When something is a fixed asset
Any tangible item used in the business and expected to last more than 12 months — typically over the instant-asset-write-off threshold (currently $20,000 for the 2024–25 year for small businesses). Below that threshold, you can expense it outright and skip the depreciation schedule altogether.
Common fixed assets: vehicles, computers, office furniture, plant and equipment, leasehold improvements.
Adding an asset
From Accounting → Fixed Assets → New asset:
- Name and description (e.g. "Ford Ranger 2024", "MacBook Pro 16-inch")
- Purchase date and purchase cost (GST-exclusive)
- Asset account (where the cost sits — usually a sub-account of Fixed Assets)
- Depreciation method
- Effective life (in years — ATO publishes these for every common asset type)
- Business-use % (if you use the asset partially for personal — usually applies to vehicles)
The four depreciation methods
- Prime cost (straight-line): cost ÷ effective life, evenly across each year. Simple, predictable.
- Diminishing value: a higher rate applied to the remaining book value each year. Front-loads the deduction.
- Pool (SBE simplified pool): assets over the threshold pooled together and depreciated as one balance. Available to small business entities.
- Immediate write-off: full cost expensed in the year of purchase (for assets under the IAWO threshold).
The choice is locked once the asset is in service for the year. You can change it for the next financial year if your circumstances change.
What posts automatically
At purchase, you record the bill as you normally would, against the asset account. The asset is then linked to that purchase from the asset detail page.
At month-end (or year-end if you prefer), the Run depreciation action on the Fixed Assets page calculates the period's depreciation across every active asset and posts the journal:
- Dr Depreciation Expense
- Cr Accumulated Depreciation (sub-account of the asset)
The asset's book value (cost minus accumulated depreciation) is visible on the asset detail page and on the Balance Sheet.
Disposing of an asset
From the asset detail page, click Dispose. You will be asked for:
- Disposal date
- Disposal proceeds (sale price, or zero for scrap)

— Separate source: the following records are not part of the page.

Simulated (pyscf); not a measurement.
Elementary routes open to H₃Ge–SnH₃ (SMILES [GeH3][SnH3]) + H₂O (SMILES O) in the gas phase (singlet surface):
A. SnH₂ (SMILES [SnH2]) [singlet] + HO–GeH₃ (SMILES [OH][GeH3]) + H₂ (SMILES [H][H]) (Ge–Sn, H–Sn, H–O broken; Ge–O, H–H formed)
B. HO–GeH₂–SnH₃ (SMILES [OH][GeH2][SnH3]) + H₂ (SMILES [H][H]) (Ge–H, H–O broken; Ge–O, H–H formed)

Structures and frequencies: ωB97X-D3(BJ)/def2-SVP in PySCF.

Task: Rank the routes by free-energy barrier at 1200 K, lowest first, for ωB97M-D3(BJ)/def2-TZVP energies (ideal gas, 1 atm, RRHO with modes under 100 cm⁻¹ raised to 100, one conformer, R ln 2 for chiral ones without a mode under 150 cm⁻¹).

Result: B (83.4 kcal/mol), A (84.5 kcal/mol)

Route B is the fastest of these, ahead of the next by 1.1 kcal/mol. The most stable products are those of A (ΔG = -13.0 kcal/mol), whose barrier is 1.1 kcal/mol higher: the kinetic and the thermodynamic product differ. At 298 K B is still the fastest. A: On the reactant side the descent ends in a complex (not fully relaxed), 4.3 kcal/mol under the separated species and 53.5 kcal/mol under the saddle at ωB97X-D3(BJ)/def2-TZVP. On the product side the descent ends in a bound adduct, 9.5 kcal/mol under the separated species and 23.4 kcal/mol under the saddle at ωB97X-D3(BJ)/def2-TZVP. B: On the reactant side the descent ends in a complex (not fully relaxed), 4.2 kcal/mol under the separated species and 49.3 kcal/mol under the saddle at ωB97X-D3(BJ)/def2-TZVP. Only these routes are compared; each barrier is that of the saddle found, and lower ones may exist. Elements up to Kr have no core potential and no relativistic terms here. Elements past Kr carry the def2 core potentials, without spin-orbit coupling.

OneBookPlus posts a balanced journal:
- Dr Bank (or AR) for the proceeds
- Dr Accumulated Depreciation to clear it
- Cr Fixed Asset to remove the original cost
- Dr or Cr Gain/Loss on Disposal for the difference
The asset disappears from the active register. If it was held longer than 12 months you may be eligible for the 50% CGT discount on any capital gain component — flagged on the disposal confirmation screen.